Further to our recent publication regarding the Economic Development Bill (“the Bill”), the government has now passed the Bill. After a public consultation process lasting only three weeks, the Parliament agreed on an amended version of the Bill in the early hours of 29 November 2012.  


A report by the State Development, Infrastructure and Industry Committee (“SDIIC”), which considered submissions made during the public consultation process, made 20 recommendations in regards to the Bill. These included:

  • “that the Minister provide additional briefings to local governments and other stakeholders, including all infrastructure providers, about the level of engagement they can expect throughout the priority development areas (“PDA”) and Provisional PDA application, decision-making and management process.”
  • “that the Deputy Premier and Minister for State Development, Infrastructure and Planning investigate and make any necessary legislative amendments to ensure that local governments are appropriately safeguarded against significant infrastructure costs resulting from infrastructure agreements.”
  • “that the Minister ensure a robust consultation process is held with all relevant stakeholders in the development of the guidelines to support decision-making around temporary emissions licences.”  

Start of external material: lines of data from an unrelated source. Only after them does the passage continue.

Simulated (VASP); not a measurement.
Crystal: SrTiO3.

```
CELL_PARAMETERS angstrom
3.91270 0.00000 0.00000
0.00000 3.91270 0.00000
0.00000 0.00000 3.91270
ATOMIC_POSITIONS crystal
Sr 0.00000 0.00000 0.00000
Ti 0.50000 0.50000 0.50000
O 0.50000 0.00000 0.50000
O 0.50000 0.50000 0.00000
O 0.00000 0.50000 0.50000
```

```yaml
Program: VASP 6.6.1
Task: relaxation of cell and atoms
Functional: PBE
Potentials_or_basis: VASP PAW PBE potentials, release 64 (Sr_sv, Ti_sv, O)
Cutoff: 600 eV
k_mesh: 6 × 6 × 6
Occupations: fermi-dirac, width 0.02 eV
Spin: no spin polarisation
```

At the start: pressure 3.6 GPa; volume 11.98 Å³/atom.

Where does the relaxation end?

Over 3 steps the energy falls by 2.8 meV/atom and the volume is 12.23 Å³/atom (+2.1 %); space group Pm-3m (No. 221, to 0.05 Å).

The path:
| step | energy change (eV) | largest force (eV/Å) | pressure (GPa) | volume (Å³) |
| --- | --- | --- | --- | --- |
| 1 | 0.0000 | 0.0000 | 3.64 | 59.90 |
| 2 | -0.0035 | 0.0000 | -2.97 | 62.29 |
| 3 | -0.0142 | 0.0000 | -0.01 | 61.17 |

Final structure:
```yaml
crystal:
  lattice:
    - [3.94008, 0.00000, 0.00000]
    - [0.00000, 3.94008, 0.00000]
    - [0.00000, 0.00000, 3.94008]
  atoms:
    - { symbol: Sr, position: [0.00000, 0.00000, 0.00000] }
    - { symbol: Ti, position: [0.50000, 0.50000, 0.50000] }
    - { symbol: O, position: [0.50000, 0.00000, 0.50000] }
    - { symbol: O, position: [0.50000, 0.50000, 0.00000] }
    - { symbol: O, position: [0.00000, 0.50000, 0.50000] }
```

There were also a number of recommendations made in relation to specific clauses of the Bill.  


In accordance with the recommendations made by the SDIIC, there were a number of amendments made to the Bill before it was passed.  

Amendments were made to clause 169 of the Bill to clarify that, where the Minister for Economic Development Queensland (the Minister) has delegated functions or powers to a local government, the local government may sub-delegate these functions to an appropriately qualified employee of the local government. The amendments also provided for circumstances where the Minister can identify powers and functions that may not be sub-delegated. The amendments are consistent with the existing practice of delegating powers to local governments under s 136 of the Urban Land Development Authority Act 2007 (which will be repealed once the new Act commences).  

There were also significant amendments made to the clauses in the Bill which sought to amend the State Development and Public Works Organisation Act 1971 (“SDPWO”). These included the introduction of a new clause which amends s 76L of the SDPWO to remove the restriction that a step-in notice may only be given after a progression notice and a notice to decided has been given. This allows the Coordinator-General to step in at any time after the Minister has approved the giving of a step-in notice. This amendment aims to ensure timely decision making by the Coordinator-General and applies to both existing and future prescribed projects.

Other revisions dealt with the new private infrastructure facility (“PIF”) provisions. These amendments allow a proponent to apply for approval of a project as a PIF if the Coordinator-General is satisfied that the project in question has been subject to an environmental assessment under an Act other than SDPWO and that the assessment process has been adequate. The purpose of this amendment is to provide that projects which may be suitable for approval as a PIF are not precluded from applying. A related amendment requires the proponent to negotiate with the landowners for a minimum of six months (an increase from the originally proposed four month negotiation period) and take reasonable steps to purchase the land before seeking approval as a PIF. This is to ensure further fairness to landowners and to encourage the earliest practical notification of intent to acquire land.  

Otherwise, the amendments to the Bill were relatively minor.  

These included a number of changes to the clauses in the Bill which sought to amend the Environmental Protection Ac 1994. These included the adoption of the term ‘applicable event’ instead of ‘emergent event’ to remove confusion in describing when a temporary emissions licence (“TEL”) may be approved, rewording a section to ensure that broader economic considerations (as opposed to financial impacts on an individual applicant) are taken into account when granting a TEL, and inserting new clauses to ensure that proper administrative records are kept.  

Two minor amendments were also made to the clauses in the Bill which sought to amend the South Bank Corporation Act 1989 (“SBCA”). The first of which removes “placing an advertising device on buildings” from the definition of “operational work” to ensure that the erection or affixing of advertising signage within South Bank will not require development approval under the SBCA. The second amendment empowers security guards, engaged by the Brisbane City Council, to issue 24-hour exclusion notices in the same way police officers are empowered by the SBCA.1 1 The Explanatory Notes for these amendments note, specifically in relation to this amendment, that the Council is empowered to make application to the Court for a long term exclusion, in accordance with s 86 of the SBCA.  


Overall, the Bill as passed retained most of the sweeping changes that were proposed when the Bill was first introduced to the Parliament. The true test will come when the Bill commences and the proposed changes begin to take practical effect. However, with a date of commencement still yet to be confirmed, it may be some time before we see any consequences of the government’s new economic development vision.